RussiaKiev: No radiation after fire at Zaporizhzhya nuclear power plant
SDA
12.8.2024 - 14:58
Following a fire at the Russian-occupied Zaporizhzhya nuclear power plant in Ukraine, no increased radiation has been measured, according to Kiev's ministry.
12.08.2024, 14:58
SDA
"With the means at our disposal, the monitoring systems, no emissions or releases of radioactive substances have yet been detected," Ukrainian Deputy Energy Minister Svitlana Hrynchuk said on television.
The fire on Sunday evening probably damaged a cooling tower and other facilities. Hrynchuk accused the Russian crew at Europe's largest nuclear plant of starting the fire. Ukrainian President Volodymyr Selensky had previously made similar comments.
The power plant management appointed by Russia and the administration for the occupied part of the Zaporizhzhya region, on the other hand, spoke of a Ukrainian drone attack. However, the Russian side also made it clear that there had only been a fire at a cooling tower on the power plant site, not at one of the six reactor units that had been shut down.

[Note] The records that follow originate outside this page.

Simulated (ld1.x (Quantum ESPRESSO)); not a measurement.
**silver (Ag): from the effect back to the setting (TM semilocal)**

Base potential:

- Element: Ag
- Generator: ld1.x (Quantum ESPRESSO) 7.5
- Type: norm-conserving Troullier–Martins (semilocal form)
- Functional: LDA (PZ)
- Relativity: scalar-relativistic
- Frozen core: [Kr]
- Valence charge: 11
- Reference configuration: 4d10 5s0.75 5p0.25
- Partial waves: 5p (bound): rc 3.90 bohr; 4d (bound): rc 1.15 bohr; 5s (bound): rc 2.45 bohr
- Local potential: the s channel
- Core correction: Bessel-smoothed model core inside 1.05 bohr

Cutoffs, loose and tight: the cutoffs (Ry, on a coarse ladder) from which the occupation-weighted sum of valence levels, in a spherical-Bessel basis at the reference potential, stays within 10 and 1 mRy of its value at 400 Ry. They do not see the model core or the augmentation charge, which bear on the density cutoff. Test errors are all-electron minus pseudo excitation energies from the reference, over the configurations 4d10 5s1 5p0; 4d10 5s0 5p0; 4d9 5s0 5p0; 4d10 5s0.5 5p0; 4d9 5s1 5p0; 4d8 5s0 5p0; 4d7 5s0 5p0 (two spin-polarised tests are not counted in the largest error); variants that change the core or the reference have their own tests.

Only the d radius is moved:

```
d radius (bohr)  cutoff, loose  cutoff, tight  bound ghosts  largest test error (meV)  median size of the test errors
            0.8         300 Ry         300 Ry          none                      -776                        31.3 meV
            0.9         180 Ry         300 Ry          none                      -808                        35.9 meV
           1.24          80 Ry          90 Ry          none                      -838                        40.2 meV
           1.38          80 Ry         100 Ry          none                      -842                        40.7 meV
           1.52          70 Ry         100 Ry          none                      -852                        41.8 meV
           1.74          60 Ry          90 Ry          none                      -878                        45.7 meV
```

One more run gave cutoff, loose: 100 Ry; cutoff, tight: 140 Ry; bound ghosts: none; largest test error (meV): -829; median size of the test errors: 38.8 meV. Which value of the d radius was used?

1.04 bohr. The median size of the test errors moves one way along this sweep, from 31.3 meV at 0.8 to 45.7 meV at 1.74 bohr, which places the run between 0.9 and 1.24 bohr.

IAEA observers noticed smoke
Observers from the International Atomic Energy Agency (IAEA) are stationed at the nuclear power plant. They reported that they had first noticed several explosions in the evening and then heavy smoke over the northern part of the power plant site. They were told that there had allegedly been a drone attack on one of the cooling towers.
"There were no reports that nuclear safety had been compromised," the IAEA wrote on X. The director general of the agency in Vienna, Rafael Grossi, demanded that his observers be given access to the site of the fire.
According to the Russian power plant management, this was granted today. The experts are only allowed to move around the plant with the permission of the Russians. Grossi also said that the damage to the cooling tower did not affect the safety of the six reactors that had been shut down.
However, he warned: "Any kind of fire on the site or in its vicinity means the risk of it spreading to safety-relevant facilities." The environmental protection organization Greenpeace also concluded that the fire did not threaten the safety of the reactors.